The build is genuinely fun until you hit the legs and realise you're making the same one six times over. At 109 dollars for two minifigs it asks a lot, especially next to earlier Fortnite sets that gave you nine. If you love the creature, you'll forgive it fast.
Best for: Fortnite players who want the friendly island dino on their shelf
What it is
Klombo is one of those Fortnite characters people got genuinely attached to, a big passive herbivore who wanders the map, eats berries, and lets you bounce sky-high off the blowhole on its back. So there was real pressure for this LEGO® set to capture that friendly, slightly goofy charm, and honestly, it does. The finished creature is about as expressive as a brick-built animal gets, with a wide opening mouth, a head on a flex joint that actually turns and tilts, six posable legs, and a rotating tail. The back is where the design really sings, layered sand blue scales running bidirectionally with a ridge of dark pink spikes down the spine. It photographs well and it displays even better, which is exactly what you want from a character piece like this.
The catch
Now the price. This set is 1,084 pieces for 109.99 US dollars, 89.99 pounds, or 99.99 euros, which on paper is standard LEGO pricing. The catch is the minifigure count. You get two, Island Adventure Peely and Oro, and while both are nicely printed (Oro's molded head wrap and crown are lovely), the earlier wave of Fortnite sets landed at a similar price with nine figures. So the value math feels a little lopsided, and Brickset flagged the same thing, calling it well-designed but leaving them wanting more for the money. The other honest gripe is the legs. You build six of them and they're near-identical, spread across bags three through five, so the middle third of the build is a bit of a slog if you like variety in your construction. And the mouth, charming as it is, can't fully close the way the digital Klombo's can, so it's stuck in a permanent friendly gape.
Who it's for
Here's the thing though. If you or someone in the house plays Fortnite and has a soft spot for these creatures, the caveats melt away pretty quickly, because the model just makes you happy to look at. It's a satisfying hour and a half of building with genuinely pretty parts, a clever hidden heart tucked inside, and a payoff that earns its shelf space. If you're coming purely as a value-hunting collector counting minifigs per dollar, this one won't win you over, and that's fair. But as a character build with charm to spare, Klombo is an easy set to love. Grab it for the theme, not the spreadsheet.
The parts story
What the build is actually like, and the pieces worth knowing about.

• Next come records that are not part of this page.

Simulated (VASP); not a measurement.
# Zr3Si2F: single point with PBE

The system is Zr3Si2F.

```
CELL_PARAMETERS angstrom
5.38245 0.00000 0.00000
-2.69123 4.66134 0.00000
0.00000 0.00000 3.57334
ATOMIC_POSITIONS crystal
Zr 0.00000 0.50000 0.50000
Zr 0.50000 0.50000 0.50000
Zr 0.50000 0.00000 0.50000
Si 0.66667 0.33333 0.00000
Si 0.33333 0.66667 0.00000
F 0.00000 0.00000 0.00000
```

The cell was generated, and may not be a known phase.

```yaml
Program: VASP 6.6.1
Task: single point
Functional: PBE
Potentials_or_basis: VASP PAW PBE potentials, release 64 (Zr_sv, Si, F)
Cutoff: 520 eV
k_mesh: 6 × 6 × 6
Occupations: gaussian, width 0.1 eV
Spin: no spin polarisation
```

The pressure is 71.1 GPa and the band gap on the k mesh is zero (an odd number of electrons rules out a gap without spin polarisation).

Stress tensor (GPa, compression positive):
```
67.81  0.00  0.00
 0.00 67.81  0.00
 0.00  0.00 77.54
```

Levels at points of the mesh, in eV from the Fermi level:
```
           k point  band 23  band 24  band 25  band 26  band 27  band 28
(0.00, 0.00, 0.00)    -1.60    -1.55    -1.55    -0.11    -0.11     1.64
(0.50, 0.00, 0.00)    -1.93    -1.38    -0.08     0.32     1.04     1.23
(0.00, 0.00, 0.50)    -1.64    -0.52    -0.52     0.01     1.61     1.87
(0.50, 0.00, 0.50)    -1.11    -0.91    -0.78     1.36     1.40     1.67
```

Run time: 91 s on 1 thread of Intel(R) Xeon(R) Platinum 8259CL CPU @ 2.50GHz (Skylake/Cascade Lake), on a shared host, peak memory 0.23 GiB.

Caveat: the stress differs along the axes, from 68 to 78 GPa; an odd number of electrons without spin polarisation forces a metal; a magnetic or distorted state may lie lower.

The build opens strong with the central body, which becomes the anchor for everything else, the six legs, the tail, and that flex-jointed head. It's paced nicely across seven bags and runs around ninety minutes. The head is the highlight to assemble, with rows of detailed teeth and a floating hinge that lets the mouth swing open, plus azure leaf pieces fanned out as spines. Then come the legs. You build one, and it's satisfying. You build the second, still fine. By the sixth you know the sequence in your sleep, and since they span three full bags, that's the stretch where the build loses a little momentum. The payoff is a poseable, sturdy creature, so it's worth pushing through.
On parts, there's real interest here for fans. The dark pink spikes down the back appear to be a new element debuting in this set, and the sand blue scale work is used cleverly to build texture rather than just stack plates. Berry-red round pieces make up the little Klomberry bush scenery, and there's a hidden red-tile heart built into the center of the body as a sweet Easter egg. Oro's specialized molded headpiece with its wrap and crown is a standout you won't find in many places. For 1,084 pieces the part-count value is average, but the parts themselves lean unusual and colorful rather than filler, which is what makes the build feel richer than the price-per-piece suggests.
Fun facts
- 01The set was designed by Joss, the winner of LEGO Masters Australia 2022, and it's built as a near brick-for-brick replica of the in-game creature from Fortnite's Lost Isles.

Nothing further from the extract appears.